A Leader must have the ability to move the masses; it’s not just true for political leaders, but also organizational leaders. Simply lead with your heart and show that you actually believe in the purpose of what you stand for. Gandhi’s greatest ability was to walk his talk at every level and in every way. Mahatma Gandhi’s entire life story is about action, to bring about positive change. He both succeeded and failed in what he sought to do, but he always moved forward and he never gave up the quest for improvement, both social and spiritual, and both for individuals and for the Nation as a whole. He gave Indians a new spirit, a sense of self-respect and a feeling of pride in their civilization, transforming the thought process of fellow Indians.
Because of his visionary approach and ideas of empowering people, Mahatma Gandhi is also regarded as a ‘transformational leader’. He always empowered his followers towards success. He gave them hope where there may be none. One of the most outstanding qualities of Mahatma Gandhi which makes him a great transformational leader of modern history was his long term vision, self confidence – often perceived as someone who was stubborn – yet one with as strong principle of righteousness.
Transformational leaders speak to people’s emotions and values. Mahatma Gandhi encouraged open revolt but wanted no bloodshed. With the British levy on salt, he began his journey to the Dandi with only 80 followers. In no time, over the 24 days that took him to get there, hundreds of thousands Indians were with him when he reached the sea. This encouraged others to make and sell salt and to show courage as their oppressors clubbed them and threw them in prison. The Indian people felt empowered through the words and actions of Mahatma Gandhi. This empowerment of followers is a characteristic of transformational leadership. There was so much attention brought to the plight of these people that eventually the British released the Mahatma to negotiate the levy, for Gandhi had asked the world community to join him in the ‘battle of right against might’.

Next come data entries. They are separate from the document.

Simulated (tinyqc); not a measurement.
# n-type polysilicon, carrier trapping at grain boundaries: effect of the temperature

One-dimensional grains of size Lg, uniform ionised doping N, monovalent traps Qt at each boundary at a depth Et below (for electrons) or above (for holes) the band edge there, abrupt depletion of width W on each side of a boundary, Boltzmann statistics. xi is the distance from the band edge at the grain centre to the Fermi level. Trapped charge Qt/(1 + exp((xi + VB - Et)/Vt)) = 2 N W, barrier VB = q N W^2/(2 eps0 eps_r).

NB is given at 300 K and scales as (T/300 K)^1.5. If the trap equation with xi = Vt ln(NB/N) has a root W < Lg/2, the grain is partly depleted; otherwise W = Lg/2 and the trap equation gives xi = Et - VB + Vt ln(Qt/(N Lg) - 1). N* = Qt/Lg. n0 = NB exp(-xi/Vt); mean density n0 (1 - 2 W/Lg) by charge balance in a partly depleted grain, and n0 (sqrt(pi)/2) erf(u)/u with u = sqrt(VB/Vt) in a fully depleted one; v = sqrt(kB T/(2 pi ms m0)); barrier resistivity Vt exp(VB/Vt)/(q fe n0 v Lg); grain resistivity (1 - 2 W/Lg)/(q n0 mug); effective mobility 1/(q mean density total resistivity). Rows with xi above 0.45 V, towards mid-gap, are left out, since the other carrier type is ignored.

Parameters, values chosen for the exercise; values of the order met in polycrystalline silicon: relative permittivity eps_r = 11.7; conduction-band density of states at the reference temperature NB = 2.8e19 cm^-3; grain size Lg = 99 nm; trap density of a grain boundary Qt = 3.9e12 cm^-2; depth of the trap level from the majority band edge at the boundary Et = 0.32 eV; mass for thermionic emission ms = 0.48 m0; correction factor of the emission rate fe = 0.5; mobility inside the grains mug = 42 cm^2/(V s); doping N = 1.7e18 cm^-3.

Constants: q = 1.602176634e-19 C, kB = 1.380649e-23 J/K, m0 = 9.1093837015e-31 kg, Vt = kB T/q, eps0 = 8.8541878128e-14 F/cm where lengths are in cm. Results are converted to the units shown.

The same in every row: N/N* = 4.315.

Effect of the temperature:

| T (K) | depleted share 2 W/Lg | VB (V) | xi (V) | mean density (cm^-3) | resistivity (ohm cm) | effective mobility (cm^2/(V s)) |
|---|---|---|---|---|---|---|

In conclusion, it can be said that today, Mahatma Gandhi is remembered not only as a political leader, but as a moralist who appealed to the universal conscience of mankind. Gilbert Murray (1939), Emeritus Professor, University of Oxford, testified about Gandhi: “In a world where the rulers of nations are relying more and more upon brute force and the nations trusting their lives and hopes to systems which represent the very denial of law and brotherhood, Mr. Gandhi stands out as an isolated and most impressive figure. He is a ruler obeyed by millions, not because they fear him but because they love him”.